The picture posted to the right shows two images: Greenland on July 8 and Greenland four days later. Satellite imagery found that 97% the land mass experienced an unprecedented thaw that seemed literally impossible.

A NASA published a statement yesterday, quoting Son Nghiem of NASA's Jet Propulsion Laboratory in Pasadena, Calif., who was analyzing radar data last week when he noticed that most of Greenland appeared to have undergone surface melting. Nghiem said, "This was so extraordinary that at first I questioned the result: was this real or was it due to a data error?"

It now appears this was not an error at all. The NASA piece added, "This extreme melt event coincided with an unusually strong ridge of warm air, or a heat dome, over Greenland."

Lora Koenig, a NASA glaciologist who helped analyze the satellite data, said, "If we continue to observe melting events like this in upcoming years, it will be worrisome."

I'll go out on a limb and say it's already worrisome.


Don't worry, though, Republican policymakers have a plan: they'll bury their heads in the sand and pretend the climate science is either non-existent or part of a communist plot.

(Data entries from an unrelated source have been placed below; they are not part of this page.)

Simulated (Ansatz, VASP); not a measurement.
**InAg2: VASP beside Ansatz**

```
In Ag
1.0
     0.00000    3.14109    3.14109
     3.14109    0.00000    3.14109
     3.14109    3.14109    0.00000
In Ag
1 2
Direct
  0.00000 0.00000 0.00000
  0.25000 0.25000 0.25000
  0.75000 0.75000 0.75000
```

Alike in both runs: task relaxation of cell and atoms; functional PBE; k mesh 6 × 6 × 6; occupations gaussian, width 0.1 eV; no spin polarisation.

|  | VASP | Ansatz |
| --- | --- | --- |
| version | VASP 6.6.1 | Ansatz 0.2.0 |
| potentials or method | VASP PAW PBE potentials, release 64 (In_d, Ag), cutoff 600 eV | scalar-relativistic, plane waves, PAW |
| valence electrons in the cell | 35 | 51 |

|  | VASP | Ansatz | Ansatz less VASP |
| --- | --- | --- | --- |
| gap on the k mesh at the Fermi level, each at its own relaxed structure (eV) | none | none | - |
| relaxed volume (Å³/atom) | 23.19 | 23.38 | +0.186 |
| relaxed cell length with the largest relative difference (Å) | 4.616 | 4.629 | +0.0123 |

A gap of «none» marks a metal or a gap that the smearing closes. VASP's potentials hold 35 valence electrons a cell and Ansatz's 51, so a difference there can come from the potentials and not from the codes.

Former Rep. Bob Inglis (R-S.C.) predicted this week his party is bound to wake up one of these days, and will have no choice but to address the crisis eventually. "You can hold back the facts only for so long and eventually they overwhelm you," he said.

I wish I shared his optimism, but looking at the above image, and watching Republicans continue to insist there is no problem, I'm afraid facts are losing.